You are viewing a plain text version of this content. The canonical link for it is here.
Posted to java-user@lucene.apache.org by "Fielder, Todd Patrick" <tp...@sandia.gov> on 2015/03/30 19:07:30 UTC

general question

Hello,

I'm new to Lucene and am looking for advice.  I'm wanting to search the entire DB (or almost the entire DB) for a keyword.  The users also want to know which field the string occurred in.

I can think of two ways to do this, but neither are ideal and I'm looking for suggestions:

1)      Search the entire DB and add all the text I want to search to a single string and store that string.  Then create a query against that string...Using this approach, is there any way to know which field the match it is in?  Context highlighting is not sufficient, they want the DB column of the match...we are using EclipseLink/JPA (but are considering switching to Hibernate)

2)      Query every single field checking for results with each query (this seems slow (and tedious!))

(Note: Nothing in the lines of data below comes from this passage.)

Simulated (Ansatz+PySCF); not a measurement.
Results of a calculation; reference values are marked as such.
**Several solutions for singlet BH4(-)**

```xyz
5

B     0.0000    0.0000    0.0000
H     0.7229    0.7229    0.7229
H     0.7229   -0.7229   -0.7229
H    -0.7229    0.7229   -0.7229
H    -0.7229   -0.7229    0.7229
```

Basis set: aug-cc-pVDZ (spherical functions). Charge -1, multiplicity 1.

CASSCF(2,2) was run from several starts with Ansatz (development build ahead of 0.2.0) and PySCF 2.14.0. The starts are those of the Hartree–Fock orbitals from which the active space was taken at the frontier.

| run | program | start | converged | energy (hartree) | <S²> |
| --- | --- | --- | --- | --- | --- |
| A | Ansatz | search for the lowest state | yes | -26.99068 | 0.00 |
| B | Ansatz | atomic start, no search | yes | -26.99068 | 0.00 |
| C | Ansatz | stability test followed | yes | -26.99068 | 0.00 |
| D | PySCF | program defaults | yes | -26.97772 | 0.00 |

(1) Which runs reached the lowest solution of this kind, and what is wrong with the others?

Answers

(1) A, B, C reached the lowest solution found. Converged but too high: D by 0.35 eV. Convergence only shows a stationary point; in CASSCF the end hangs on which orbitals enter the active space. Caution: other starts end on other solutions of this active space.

Any help is greatly appreciated

-Todd

RE: [EXTERNAL] Re: general question

Posted by "Fielder, Todd Patrick" <tp...@sandia.gov>.
I can't get the suggested way to work (either the child scorer or creating a query wrapper), so may end up doing a query on each field, just not sure how expensive that will end up being...

Additional thoughts?

-Todd

-----Original Message-----
From: Sanne Grinovero [mailto:sanne.grinovero@gmail.com] 
Sent: Wednesday, April 01, 2015 5:33 PM
To: java-user@lucene.apache.org
Subject: Re: [EXTERNAL] Re: general question

Hello all,
I don't need to do the same, but the suggestions got me curious.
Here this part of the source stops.